Fixing rsync-time-backup

rsync-time-backup is a Bash script I maintain that wraps around rsync to produce Apple Time Machine style backups.

rsync is able to create incremental backups thanks to its --link-dest=DIR option, that creates hardlinks to files in DIR when unchanged.

To leverage this option, rsync-time-backup has a key piece of logic that resolves the directory (let's call it LINK_DEST) to use as the argument to the link-dest option.

Resolving LINK_DEST must support several use cases. When the script runs:

  1. for the 1st time
  2. any later time
  3. after a previous backup attempt failed/was interrupted
  4. after several previous backup attempts failed/were interrupted.

Last week, I changed the logic for the 4th use case because it was broken: the script would use an incomplete backup attempt as LINK_DEST and this broke the incremental backup, recreating many unchanged files as new.

The changes to rsync-time-backup described in this article are visible in commits e2bc6ad and 6577c3.

Keep and automate the tests

When coding the new logic, I found myself creating several directories reproducing the above use cases (and several others) to test my changes.

Unit testing is seldom practice in Bash, probably due to the nature and usage of Bash, as well as due to the lack of tooling.

Nevertheless, it's such a pity not to have these tests to prevent regressions during future changes. So I decided to take on the challenge, try and write Unit Test for Directory Resolution, time-boxed to a weekend.

Code Unit tests for Bash

There are some existing tools to test Bash scripts (e.g. Bats-core).
I want to try and explore feasibility and how far I can go writing Unit Tests on my own.
Also, having defined a very small timebox, I'd rather save the time to learn another tool, and potentially have to adapt my script to it, and get to it right away (and keep it for later, maybe).

The basic requirements for useful Unit Tests in Bash are:

  1. run the tests
  2. run the script from the tests
  3. inspect and run only the code under test
  4. ensure reproducibility
  5. ensure stateless execution to achieve reentrancy of the tests
  6. declare the expected behaviors with assertions, which would fail the test if not met

Run the tests

Following common practices in other programming languages, I'll code tests in a dedicated directory: tests.
I'll have one script per feature under test, i.e. a test suite: directory_resolution.sh.

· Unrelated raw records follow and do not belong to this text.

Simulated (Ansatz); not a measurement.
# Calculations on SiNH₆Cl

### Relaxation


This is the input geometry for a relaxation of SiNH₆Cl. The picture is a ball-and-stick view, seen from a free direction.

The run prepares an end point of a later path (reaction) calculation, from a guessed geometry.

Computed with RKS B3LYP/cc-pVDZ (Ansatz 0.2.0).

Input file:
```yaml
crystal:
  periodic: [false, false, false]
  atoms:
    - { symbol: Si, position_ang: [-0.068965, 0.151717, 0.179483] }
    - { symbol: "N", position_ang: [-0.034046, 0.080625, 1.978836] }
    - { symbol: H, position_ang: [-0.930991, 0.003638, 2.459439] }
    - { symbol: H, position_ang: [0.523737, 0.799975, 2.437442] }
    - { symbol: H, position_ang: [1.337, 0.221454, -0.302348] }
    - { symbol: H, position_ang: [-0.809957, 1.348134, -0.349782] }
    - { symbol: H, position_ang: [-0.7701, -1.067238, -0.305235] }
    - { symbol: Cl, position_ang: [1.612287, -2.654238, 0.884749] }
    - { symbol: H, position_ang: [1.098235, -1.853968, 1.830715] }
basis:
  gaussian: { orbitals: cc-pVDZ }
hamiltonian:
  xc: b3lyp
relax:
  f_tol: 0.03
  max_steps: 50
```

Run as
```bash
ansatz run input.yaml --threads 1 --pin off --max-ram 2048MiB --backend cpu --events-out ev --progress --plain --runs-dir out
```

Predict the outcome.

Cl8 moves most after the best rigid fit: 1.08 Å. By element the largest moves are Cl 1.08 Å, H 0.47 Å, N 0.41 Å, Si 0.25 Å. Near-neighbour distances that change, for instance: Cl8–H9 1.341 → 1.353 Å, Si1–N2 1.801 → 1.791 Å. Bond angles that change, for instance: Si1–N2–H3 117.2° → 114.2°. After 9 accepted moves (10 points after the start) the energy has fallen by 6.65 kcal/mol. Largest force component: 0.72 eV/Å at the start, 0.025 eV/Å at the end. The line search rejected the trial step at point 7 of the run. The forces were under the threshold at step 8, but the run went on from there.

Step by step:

  rsync-time-backup git:(master) tree
.
├── README.md
├── rsync_tmbackup.sh
└── tests
    ├── directory_resolution.sh

Run the script from the tests

KISS, I'll hardcore the path to rsync_tmbackup.sh, expecting test suites always to be called from their directory.

fn_run_test() {
    local test_dir="$1"
    local under_test="../../../rsync_tmbackup.sh"
[...]

Inspect and run only the code under test

Directory resolution is only one of many rsync-time-backup features. I don't want to run these other features when testing directory resolution.

In other programming languages, the usual practice is to have the feature under test in a separate piece of code (a class, a package, a library, ...). In Bash, the candidates I see are files or functions.

Such isolation does not exist (yet) and I decided against refactoring because:

  1. I lack tests to prevent regression during this refactoring (sic!)
  2. My focus is on proving I can write Unit Tests for Bash, not on writing testable Bash code (yet)

So, I went for a simpler solution (which is also a bad practice) and altered my production code with two control points for my tests:

  • The first one prints directory-resolution-related variables.
  • The second one prints the same variables and stops rsync-time-backup.
  • Both are inactive unless the variable TEST1 is set.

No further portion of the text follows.